Lately I've found myself reveling again in my ghosts of teen-angst past. I'm sure it's not just the marketing push behind the recent Nirvana Greatest Hits that's made me dig out my copy of Incesticide and listen to it constantly. And I'm pretty sure it wasn't a feverish delirium that lead me to rent Pump Up the Volume when I was nursing a slight cold recently. (For the record, I followed my shirtless Christian Slater revelry with a Freaks and Geeks Marathon.) I've come to the conclusion that I have a pretty severe case of mid-20s angst. Unused to this phenomenon I've been turning to my old angsty security blankets. Because it's a lot more familiar to be wrapped up in the struggles of misunderstood loner vs. the pretty and popular than to deal with the reality of being a 25 year old on unemployment, watching movies all day. But I realize, now unable to watch My So Called Life for more then a minute without getting incredibly annoyed, I have matured and so has my angst. And perhaps my angst would be better handled with some appropriate material. Thusly, I delved into two classics of post-college angst: St Elmo's Fire and Singles.
Mid-20s angst in the '80s was apparently nursed by a lot of liquor and cocaine. While I haven't found either of those things to blast away any of my financial or career woes, maybe it's because I'm just not trying hard enough. Demi Moore's Jules Jacoby was a stand out character in my angst marathon because she dealt with her uncertainty in these very flawed ways: snorting coke and getting into lots of debt. Watching Jules flail around the screen made me say to myself, "Wow, she may have great clothes, but at least I'm not having a mental breakdown where Rob Lowe is the only one who can save me." In the end, the characters in St. Elmo's Fire decide to make the yuppie move from gathering over beers on Friday to brunch on Sunday, apparently symbolizing their newfound maturity. Unwilling to give up my rowdy alcoholic friends, the St. Elmo's solution did not heal my angst.
Mid-20s angst in the '90s was apparently nursed by lots of coffee and boob jobs. While I like the coffee sentiment, I feel my boobs are big enough as is, thank you. Though I spent most of my time while watching Singles giggling at Eddie Vedder's acting and Matt Dillon's wig, Dillon's Cliff Poncier jived with my own vision of mid-20s angst more than Kyra Sedgwick as a non-profiteer with a miscarriage, or Bridget Fonda as a 22 year old (ha!) waitress with enough money to get her chest enlarged. Cliff is that band dude with six jobs who spends most of his time dreaming success will fall into his lap and the rest of it delivering flowers. Though bandless, I do dream regularly that success will fall into my lap, and right now courier is starting to look like a real, vital career choice. Ultimately, though, the angst in Singles is all solved by love, and I refuse to believe that coupling with another miserable person will somehow banish my worries about getting into a decent graduate school.

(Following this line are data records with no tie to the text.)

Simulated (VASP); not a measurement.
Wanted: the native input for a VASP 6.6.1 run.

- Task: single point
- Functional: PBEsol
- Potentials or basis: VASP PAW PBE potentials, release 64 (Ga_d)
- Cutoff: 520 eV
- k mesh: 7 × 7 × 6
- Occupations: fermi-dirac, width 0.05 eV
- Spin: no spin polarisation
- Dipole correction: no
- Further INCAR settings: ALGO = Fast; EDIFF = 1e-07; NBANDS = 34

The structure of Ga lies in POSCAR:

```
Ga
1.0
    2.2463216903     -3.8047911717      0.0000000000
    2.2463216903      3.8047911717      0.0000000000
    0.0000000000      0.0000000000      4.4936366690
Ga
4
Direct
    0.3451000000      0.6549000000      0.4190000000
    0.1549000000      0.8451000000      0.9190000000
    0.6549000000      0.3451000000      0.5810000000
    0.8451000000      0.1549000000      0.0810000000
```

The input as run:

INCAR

It seemed that no movie could quell my mid-20s angst. This manifestation of angst appeared to have no universal battles, no succinct solutions. Without the unifier of the high school setting, angst seems to be able to take so many forms. And while I contemplated this, listening to my high school mix tapes, it dawned on me: being an adult is hard. Movies about becoming an adult are weepy and boring. And then I knew what my self-doubting, career-choice-questioning ass needed: scripted goofiness and attractive teens. I'm renting Empire Records tonight!